WRN No vacant cpu resources at the moment, will try 300 times later
I can't run any code with parl, always getting that error. This is how I start on my local machine, Windows 10:
xparl start --port 8010
# The Parl cluster is started at localhost:8010.
# A local worker with 8 CPUs is connected to the cluster.
# Starting the cluster monitor...
## If you want to check cluster status, please view:
http://192.168.1.99:61581
or call:
xparl status
## If you want to add more CPU resources, please call:
xparl connect --address 192.168.1.99:8010
## If you want to shutdown the cluster, please call:
xparl stop
And this is whatI get with status command:
xparl status
# Cluster localhost:8010 has 0 used cpus, 0 vacant cpus.
# If you want to check cluster status, please view: http://192.168.1.99:61721
Hi, thanks for your feedback. Can you provide more environment information?
- Python version
- parl version
- running terminal
Python 3.7.9 parl==1.3.2 running at command line
Hi, I cannot reproduce the error in the same running environment (win10, python3.7.9 and parl==1.3.2).
The error looks like the worker cannot start normally, can you try to run the command:
xparl connect --address 192.168.1.99:8010
after running the command xparl start --port 8010.
And tell us the error information.
I thought it was something about win10, as you couldn't reproduce the error I just cleaned up everything and reinstalled python and parl to same versions, now it's working. Thanks!
# Cluster localhost:8010 has 0 used cpus, 8 vacant cpus.
Glad to hear that. Feel free to reopen the issue if you have other problems:)
I have the issue again, but now I have narrowed down a little more:
Clean install of python + parl only, I can start, get status and stop many times, no issue
# Cluster localhost:8010 has 0 used cpus, 8 vacant cpus.
But then, after installing pytorch (tried 1.6.0 and 1.7.0):
# Cluster localhost:8010 has 0 used cpus, 0 vacant cpus.
Uninstalling pytorch, parl works again
# Cluster localhost:8010 has 0 used cpus, 8 vacant cpus.

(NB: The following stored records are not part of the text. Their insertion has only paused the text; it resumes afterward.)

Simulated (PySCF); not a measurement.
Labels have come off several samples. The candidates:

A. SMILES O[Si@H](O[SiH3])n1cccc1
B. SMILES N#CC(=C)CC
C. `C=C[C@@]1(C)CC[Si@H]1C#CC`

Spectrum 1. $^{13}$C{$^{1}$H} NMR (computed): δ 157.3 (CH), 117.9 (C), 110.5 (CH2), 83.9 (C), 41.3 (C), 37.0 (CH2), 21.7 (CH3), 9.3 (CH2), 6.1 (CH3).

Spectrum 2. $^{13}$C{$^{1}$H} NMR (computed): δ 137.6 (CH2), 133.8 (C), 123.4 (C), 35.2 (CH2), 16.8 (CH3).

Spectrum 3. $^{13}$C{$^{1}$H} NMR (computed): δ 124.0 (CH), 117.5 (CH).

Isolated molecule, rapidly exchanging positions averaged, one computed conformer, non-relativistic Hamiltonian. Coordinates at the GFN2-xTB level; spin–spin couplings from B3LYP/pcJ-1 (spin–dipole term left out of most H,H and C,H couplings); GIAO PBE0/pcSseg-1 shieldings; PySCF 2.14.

Somehow pytorch is messing up parl, any ideas?
Hi, I cannot reproduce the error again. (I installed torch==1.7.0)
Maybe you can try to run the command: xparl connect --address 192.168.1.99:8010, and see what will happen.
Hi, I met the same question when running the alphago project in benchmark . Python 3.7.9 parl==1.3.2 torch==1.7.0(tried both cpu and gpu version) running at command line in ubuntu 18.04
xparl status
[09-10 15:53:24 MainThread @logger.py:224] Argv: /home/hxu/anaconda3/envs/parl/bin/xparl connect --address 192.168.70.105:8010 /home/hxu/anaconda3/envs/parl/lib/python3.7/importlib/_bootstrap.py:219: RuntimeWarning: numpy.ufunc size changed, may indicate binary incompatibility. Expected 192 from C header, got 216 from PyObject return f(*args, **kwds) /home/hxu/anaconda3/envs/parl/lib/python3.7/importlib/_bootstrap.py:219: RuntimeWarning: numpy.ufunc size changed, may indicate binary incompatibility. Expected 192 from C header, got 216 from PyObject return f(*args, **kwds)
(parl) hxu@hxu:~/netease/PARL/benchmark/torch/AlphaZero$ xparl connect --address 192.168.70.105:8010
[09-10 15:53:24 MainThread @logger.py:224] Argv: /home/hxu/anaconda3/envs/parl/bin/xparl connect --address 192.168.70.105:8010 /home/hxu/anaconda3/envs/parl/lib/python3.7/importlib/_bootstrap.py:219: RuntimeWarning: numpy.ufunc size changed, may indicate binary incompatibility. Expected 192 from C header, got 216 from PyObject return f(*args, **kwds) /home/hxu/anaconda3/envs/parl/lib/python3.7/importlib/_bootstrap.py:219: RuntimeWarning: numpy.ufunc size changed, may indicate binary incompatibility. Expected 192 from C header, got 216 from PyObject return f(*args, **kwds)
python main.py # in AlphaGo Dirs [09-10 15:53:34 MainThread @remote_decorator.py:178] WRN No vacant cpu resources at the moment, will try 300 times later.